"At the mercy of the real"
Commending the work of John Updike is a bit like praising democracy or defending the value of freedom. You don’t know where to start and you feel embarrassed to be stating the obvious. Yet it is always right and proper to celebrate the highest standards of beauty and truth…
Among theologians, Updike’s work has incited spirited conversations about the staples of church doctrine, which is, in these days, a singular feat. That a writer of this stature should be a man of faith is a gift that the church hardly seems to deserve, which is not to say that Updike is an apologist in literary guise. His imagination is at home in the cultural wasteland of suburban America, where men in all of their fallen and failing manliness
continue to act like men even as the world around them is forever changed.

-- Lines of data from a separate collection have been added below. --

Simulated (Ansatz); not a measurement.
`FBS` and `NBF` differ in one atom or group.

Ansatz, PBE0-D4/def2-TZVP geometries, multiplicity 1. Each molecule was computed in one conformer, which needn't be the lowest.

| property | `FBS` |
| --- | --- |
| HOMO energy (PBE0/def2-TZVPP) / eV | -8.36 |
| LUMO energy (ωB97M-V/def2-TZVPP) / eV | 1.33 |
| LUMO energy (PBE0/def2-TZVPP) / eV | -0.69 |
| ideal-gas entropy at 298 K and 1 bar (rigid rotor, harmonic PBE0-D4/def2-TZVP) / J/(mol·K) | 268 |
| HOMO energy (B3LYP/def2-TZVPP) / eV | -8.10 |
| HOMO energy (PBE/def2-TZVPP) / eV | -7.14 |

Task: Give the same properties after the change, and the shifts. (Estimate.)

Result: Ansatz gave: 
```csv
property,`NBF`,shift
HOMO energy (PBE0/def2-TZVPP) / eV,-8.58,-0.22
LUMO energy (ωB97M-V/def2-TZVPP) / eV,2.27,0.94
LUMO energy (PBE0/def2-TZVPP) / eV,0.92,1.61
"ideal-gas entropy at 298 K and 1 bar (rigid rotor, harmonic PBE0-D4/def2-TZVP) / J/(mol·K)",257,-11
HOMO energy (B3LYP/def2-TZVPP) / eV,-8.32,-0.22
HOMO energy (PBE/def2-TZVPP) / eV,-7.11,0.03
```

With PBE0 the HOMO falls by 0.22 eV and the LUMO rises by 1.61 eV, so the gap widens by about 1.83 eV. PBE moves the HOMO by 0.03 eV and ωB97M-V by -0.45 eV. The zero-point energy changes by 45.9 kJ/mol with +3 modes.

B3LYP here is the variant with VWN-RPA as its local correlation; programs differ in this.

Who can forget the lonely figure of "The Deacon," unable to explain why he feels at home in a "threadbare and scrawny church," attending a meeting where no one else comes.
Or "The Lifeguard," high on his perch, simultaneously theologizing and desiring the varieties of sun worshiping flesh spread out beneath him.
If sexual liberation and all of its consequences is the great social fact of our day, then Updike is the one writer who has bravely and persistently stared into that glaring reality. Some might think he has stared more with the eyes of a voyeur than a moralist. Perhaps he has not passed a final verdict on America’s elevation of human flesh to a substance with supernatural power, but arguably that is the job of theologians, not writers.
Still, the hope of his prose seems to be that God’s omniscience is no less sympathetic to us than Updike is to his characters. The result is a cheerfulness that, far from being cheap, has been earned by the kind of knowledge that is surely possible only in the greatest achievements of art. It is knowledge, as Updike writes in Gertrude and Claudius, of "a beauty that puts our thoughts of good and evil at the mercy of the real."
—Professor of Religion Stephen Webb ’83, presenting the Conference on Christianity and Literature 2006 Lifetime Achievement Award to John Updike.